After the U.S. Navy established a base in Key West in 1823, they realized that a lighthouse was necessary for safety. The reefs and shallow waters off the coast of the island presented a hazard to both military and commercial ships in the area. The original 65-foot (20 m) Key West lighthouse was built in 1825. It was destroyed by the Great Havana Hurricane of 1846, and fourteen people inside the lighthouse were killed.

The lighthouse that stands today was built in 1848, but has been upgraded several times over the years. A third-order Fresnel lens and an extension to the tower were added, both of which allowed ships to see the light from a greater distance. Although it’s now obsolete, today the light is about 100 feet (30 m) above sea level.

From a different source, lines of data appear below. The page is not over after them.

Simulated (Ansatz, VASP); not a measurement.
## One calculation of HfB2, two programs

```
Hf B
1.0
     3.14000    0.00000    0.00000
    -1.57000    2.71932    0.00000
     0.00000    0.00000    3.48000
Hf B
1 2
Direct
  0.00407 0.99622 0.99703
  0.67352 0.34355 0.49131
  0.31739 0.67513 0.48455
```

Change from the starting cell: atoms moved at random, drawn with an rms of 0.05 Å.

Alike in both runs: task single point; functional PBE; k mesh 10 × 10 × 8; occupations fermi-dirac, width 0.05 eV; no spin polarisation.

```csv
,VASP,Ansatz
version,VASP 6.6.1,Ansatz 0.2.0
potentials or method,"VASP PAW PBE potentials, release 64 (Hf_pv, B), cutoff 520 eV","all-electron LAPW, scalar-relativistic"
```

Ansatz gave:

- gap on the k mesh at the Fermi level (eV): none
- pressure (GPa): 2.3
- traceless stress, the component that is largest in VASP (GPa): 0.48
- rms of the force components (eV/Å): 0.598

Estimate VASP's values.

The Keeper’s Quarters, which now house the museum, were built in 1895. Nineteenth-century lighthouses were fueled by kerosene, hauled to the light by the keeper. Sometime before 1918, the lighthouse was converted to run on piped acetylene gas and a full-time keeper was no longer needed. In 1934, the light was once again converted, this time to run on electrical power.

The end of an era

The U.S. Coast Guard decommissioned the Key West Lighthouse in 1969. The county took over the property, and presently the Key West Arts and Historical Society maintains the lighthouse and other buildings on the property as a museum.

From 1989 until just a few years ago, the lighthouse, keeper’s quarters, as well as the old oil house located on the grounds underwent an intensive restoration project.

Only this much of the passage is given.